I have a few option trades expiring tomorrow and they are all in good standing and most likely expire worthless.
I also have Realty Income covered call trade open set to either expire worthless or execute. What will happen? I do not know. I do not know whether the contract expires worthless or will be executed. If I knew I would be predicting the future. Unfortunately I do not know how to predict the future.
I only can react to what is happening and what will happen tomorrow.
When I was opening this trade last month, see details of this covered call here, I knew the trade was very tight.
I was very close to the strike price and the stock’s fall was slowing down making it a bottom or consolidation. The chance that the stock will break up above the strike price of $40 a share was quite high.
For the whole month the stock was attacking this level, but mostly stayed below. Except yesterday when the market was pushed up by tapering halt by FED. The stock shot well above the strike.
Although it is now correcting back down, it is not certain that the stock falls down below 40 dollars and the execution is very likely.
If you follow my blog, you know that I sell covered calls against stocks which I do not mind being called away. Well, Realty Income is not that stock.
Realty Income is one of my precious stocks, usually called as core portfolio. I was buying this stock for dividend income. And it looks like that tomorrow I will be forced to sell 100 shares of my Realty Income stack.
What can I do to deal with this situation?
It is a very important part of investing or trading. You have to have a plan for every possible situation to be able to repair or deal with the trade.
Based on the current price action I have the following options to do:
- Roll the covered call away in time.
- Roll the covered call away and up
- Let the covered call be exercised
Roll the covered call away in time
This strategy is easy and it is exactly what it says. I would buy the September covered call back and sell the same strike covered call with expiration in October.
With this step I would buy the stock more time. But the strike price would stay the same – 40 dollars. Will the stock stays bellow 40 dollars in October? Maybe. But I do not know it and when looking at the chart I am not convinced about the direction. I do not see any substantial pressure neither up or down.
With this outlook I am not much confident extending this trade, although it most likely will be a credit trade and I will make more money. But the risk if too big for me.
The stock may continue up and by October it may end up at 45 dollars a share and in that situation it will be a lot worse fixing the trade. So I am not in favor of this approach.

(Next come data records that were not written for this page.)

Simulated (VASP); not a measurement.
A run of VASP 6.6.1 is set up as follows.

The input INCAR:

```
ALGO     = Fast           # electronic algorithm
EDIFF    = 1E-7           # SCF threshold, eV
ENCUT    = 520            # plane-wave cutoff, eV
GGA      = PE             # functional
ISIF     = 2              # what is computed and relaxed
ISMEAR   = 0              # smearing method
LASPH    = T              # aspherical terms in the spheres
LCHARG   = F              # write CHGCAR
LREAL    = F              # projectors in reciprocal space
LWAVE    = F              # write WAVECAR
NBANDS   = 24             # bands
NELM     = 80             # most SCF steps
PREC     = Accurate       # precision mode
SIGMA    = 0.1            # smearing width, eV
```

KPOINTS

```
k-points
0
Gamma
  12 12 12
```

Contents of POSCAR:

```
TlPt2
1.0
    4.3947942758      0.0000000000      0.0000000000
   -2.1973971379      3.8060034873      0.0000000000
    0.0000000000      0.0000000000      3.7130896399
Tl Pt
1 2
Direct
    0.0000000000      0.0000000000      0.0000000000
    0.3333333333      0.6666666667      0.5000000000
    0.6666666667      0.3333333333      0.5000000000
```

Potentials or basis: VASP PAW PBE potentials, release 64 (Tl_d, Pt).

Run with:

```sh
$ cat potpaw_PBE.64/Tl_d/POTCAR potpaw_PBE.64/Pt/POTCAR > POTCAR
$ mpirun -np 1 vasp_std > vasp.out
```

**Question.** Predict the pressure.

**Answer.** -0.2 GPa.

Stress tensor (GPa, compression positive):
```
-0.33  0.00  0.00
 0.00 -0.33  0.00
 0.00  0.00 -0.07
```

Roll the covered call away and up
This fix would mean that I would buy the existing September 40 strike call back and sell a new 45 strike in May 2014 expiration call. I will move my strike higher and further in time. The problem with this trade is, that although I buy more time and room for the stock to go, it will be a debit trade. I will pay for this trade almost everything the original trade has made. And yet I will extend my uncertainty. So what’s the point? I do not see too many benefits yet.
Thus this trade is also unlikely for me to take to fix this trade.
Let the covered call be exercised
Surprisingly this is an option I currently favor to take. If you just read above that I do not like my stock to be called away, you may be asking why I am OK to let this trade be exercised?
Here is my point of view.
When exercising a covered call option like this one I have, you can chose which shares you deliver to the buyer on the other side of the contract. If you take a look at My Trades & Income chart you can see that I bought some of my Realty Income shares for $50.24 a share! today it looks crazy, but back then it looked like a great opportunity.
I can take those shares and sell them to the buyer for 40 dollars a share. Sure I will take a loss, but this gives me an opportunity to buy my shares back on the following Monday for a lot cheaper price!
Here is my expectation:
I will sell 100 shares which I bought for $45 – $50 a share and sell them for 40 a share tomorrow.
I will immediately buy 100 shares of Realty Income on Monday for $40.50 – $41 a share and replace my original shares.
Although this is mostly administrative procedure, it will significantly improve my cost basis of my overall holdings. I will take a loss which I apply against taxes (which is already accounted for in my account value anyway), lose very little on transaction fees, and end up with the same amount of shares for lower cost.
I wouldn’t be able to do this step if the covered call was too ITM, but being ATM will not cost me almost anything and improve my overall holdings.